In a letter to South Cambridgeshire chief exec Liz Watts, DLUHC’s deputy director for local government stewardship Max Soule said ministers were concerned with SDCD’s compliance with its Best Value Duty under the Local Government Act 1999 – which requires councils to consider overall value – including social value – when considering service provision.
Among their concerns was that the council could not deliver its Best Value Duty with those working arrangements, and that it was “not fully analysing the impacts of the trial on services or the productivity of its workforce”, he said.
Meanwhile, “the removal of up to a fifth of the capacity of the council means that it is unlikely, in aggregate, for it to be able to support continuous improvement”, he added.
“If South Cambridgeshire chooses to continue with this trial following receipt of this letter, the department is now formally requesting additional detail on its impact, both on individual employee productivity, the council and the provision of services as a whole,” the letter said.

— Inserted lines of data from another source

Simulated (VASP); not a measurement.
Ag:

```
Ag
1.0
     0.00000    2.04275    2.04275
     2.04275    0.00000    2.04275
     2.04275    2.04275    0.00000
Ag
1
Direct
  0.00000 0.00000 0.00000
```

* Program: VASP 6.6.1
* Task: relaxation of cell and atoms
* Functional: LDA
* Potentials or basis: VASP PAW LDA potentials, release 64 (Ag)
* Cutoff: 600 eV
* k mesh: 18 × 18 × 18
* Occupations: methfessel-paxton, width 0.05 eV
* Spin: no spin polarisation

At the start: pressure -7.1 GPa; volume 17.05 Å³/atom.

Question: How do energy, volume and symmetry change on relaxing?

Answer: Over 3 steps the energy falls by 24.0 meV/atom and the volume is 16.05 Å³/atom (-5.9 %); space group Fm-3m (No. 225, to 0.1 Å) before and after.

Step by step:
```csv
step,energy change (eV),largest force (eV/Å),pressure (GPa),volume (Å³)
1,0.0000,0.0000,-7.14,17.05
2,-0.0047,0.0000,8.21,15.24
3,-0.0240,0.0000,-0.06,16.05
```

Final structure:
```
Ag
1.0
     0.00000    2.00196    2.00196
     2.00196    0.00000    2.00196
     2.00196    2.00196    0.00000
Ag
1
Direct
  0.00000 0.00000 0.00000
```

SCDC must provide ministers with “robust evidence of the impacts of the trial” on the council and its services, and show that it is working with an independent expert in considering data and making assessments, it said.
The council must also set out how it is evaluating Best Value in relation to the trial – in particular, how it is seeking to “secure continuous improvement”; that it is using “an effective internal control environment to safeguard the use of resources, and clear and effective processes to secure value for money”; and that it is managing its HR and fixed assets efficiently and effectively.
Soule said DLUHC would be sending through a form on which the authority must share data on staffing, costs, service delivery, performance against “a range of relevant KPIs”, and resident feedback.
“It also allows for qualitative information, including around how decisions about the trial have been reached and any other policies the council has introduced or is exploring to address recruitment, retention and wellbeing challenges with an appraisal of their impact,” he added.
The notice will stay in place for six months, covering the remainder of SCDC’s four-day working week trial.
“After this time, should the department deem it necessary to continue to seek assurance through such a notice, the notice will be reissued. The notice may be withdrawn or escalated at any point based on the available evidence,” the letter said.
Responding to the letter, Bridget Smith, leader of South Cambridgeshire Council, hit out at what she called a “huge overreach by government ministers in London telling us how we should be running the council our residents have elected us to”.
“The government has slashed council budgets for over a decade and told us to innovate to deliver the best quality services,” she said.
“We are trying to recruit the best possible staff to run excellent services in a high wage area, with incredibly high housing costs. We can’t offer the same pay as in the private sector so we have innovated to find a solution," she added.
SCDC has said it was spending around £2m a year on 23 agency staff who were covering vacancies, many in specialist roles, and estimated it could cut this in half by filling the posts permanently. It has so far filled 14 of these jobs, mostly in planning.
“As a result, the council expects to spend hundreds of thousands of pounds less this year on more expensive agency staff to cover jobs that, before we announced the trial, we were finding it almost impossible to fill. On top of this we have seen performance not only maintained but in many cases improved," Smith said.
She said it was "ironic" that Rowley had chosen to "attack" the council the same day it had requested a corporate peer review from the Local Government Association.
A South Cambridgeshire District Council spokesperson said: “We have received the notice from government, and it will be considered."